Jo Nesbø: The Devil’s Star

Jo Nesbø: The Devil’s Star

Like The Girl With The Dragon Tattoo, Jo Nesbø’s The Devil’s Star is a Scandinavian crime novel starring a protagonist with a checkered past, an uncertain future, and a girl Friday who assists him using her potent combo of computer savvy and photographic memory. It’s a sturdy framework on which to hang any number of red herrings, cloaked informants, and double-crosses. Unfortunately, Star also shares Tattoo’s draggy finale, as detective Harry Hole cracks a case that’s propulsive without being captivating, before finally taking bleary-eyed aim at demons within and without.

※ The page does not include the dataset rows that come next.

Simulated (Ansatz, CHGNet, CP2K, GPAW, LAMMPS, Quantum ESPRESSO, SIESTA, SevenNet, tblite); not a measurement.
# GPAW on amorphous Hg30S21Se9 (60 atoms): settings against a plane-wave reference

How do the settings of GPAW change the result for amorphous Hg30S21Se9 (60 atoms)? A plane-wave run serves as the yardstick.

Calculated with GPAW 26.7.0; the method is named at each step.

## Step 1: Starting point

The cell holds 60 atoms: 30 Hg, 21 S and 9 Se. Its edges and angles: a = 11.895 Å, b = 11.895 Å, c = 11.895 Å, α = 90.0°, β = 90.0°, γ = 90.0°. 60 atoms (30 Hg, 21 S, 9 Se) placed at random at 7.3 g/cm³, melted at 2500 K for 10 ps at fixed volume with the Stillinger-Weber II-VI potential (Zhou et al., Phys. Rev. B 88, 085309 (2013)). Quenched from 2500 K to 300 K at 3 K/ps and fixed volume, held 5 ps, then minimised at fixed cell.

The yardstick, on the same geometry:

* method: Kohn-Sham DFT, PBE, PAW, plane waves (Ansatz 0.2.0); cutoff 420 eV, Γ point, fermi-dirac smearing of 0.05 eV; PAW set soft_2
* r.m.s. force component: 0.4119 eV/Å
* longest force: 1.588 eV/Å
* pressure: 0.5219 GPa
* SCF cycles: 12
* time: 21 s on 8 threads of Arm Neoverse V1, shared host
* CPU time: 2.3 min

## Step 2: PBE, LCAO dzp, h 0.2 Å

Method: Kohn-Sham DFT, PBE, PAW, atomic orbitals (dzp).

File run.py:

The Devil’s Star—originally published two years before Dragon Tattoo, incidentallyis the fifth novel in the popular Harry Hole series, and newcomers might require some priming on the long-simmering tensions between Hole and crooked colleague Tom Waaler for the book’s middle to really hit home. The rest of the dynamics are easy enough to fill in: Harry is a chronically pickled detective with an exasperated ex and an intuitive sense that borders on that of Sherlock Holmes. He would’ve been given the bum’s rush years ago if not for benevolent chief inspector Bjarne Møller, who calls him in to investigate a missing-person report that’s only the first domino in a chain of seemingly unmotivated murders, all joined by amputated digits and a red, five-sided diamond calling card.

Nesbø is brutally efficient with his characters, thrusting them into the spotlight, giving them just enough dialogue, aspiration, and quirk to make them feel roundly human—and then snatching it all away in the pop of a pistol or the cut of a knife. By comparison, Harry Hole occasionally feels cut off from that world of unforgiving cause and effect. He’s tormented by dreams, and his alcohol dependence gets a nod every other page or so, but in spite of his threatened dismissal from the force, his boozing never seems to have real repercussions. All the damage he’s sustained occurred before this story. The consequences never amount to much more than a stern talking-to, and sometimes his penchant for getting obliterated is the engine for moving his investigation forward.

As the body count rises, so does the level of gruesomeness at each crime scene, and Star coasts along on the sense of creeping dread Nesbø conjures up. That same sense of inevitability goes from ominous to grating, though, as he employs creaky devices like the immortal “Enhance that image. Again. Oh my God!” and serves up clunky exposition about symbolism like a Norwegian Dan Brown. Star is fitfully engaging, but when the underlying structure is so plainly visible, why slog through the entire 450 pages to see how it all turns out?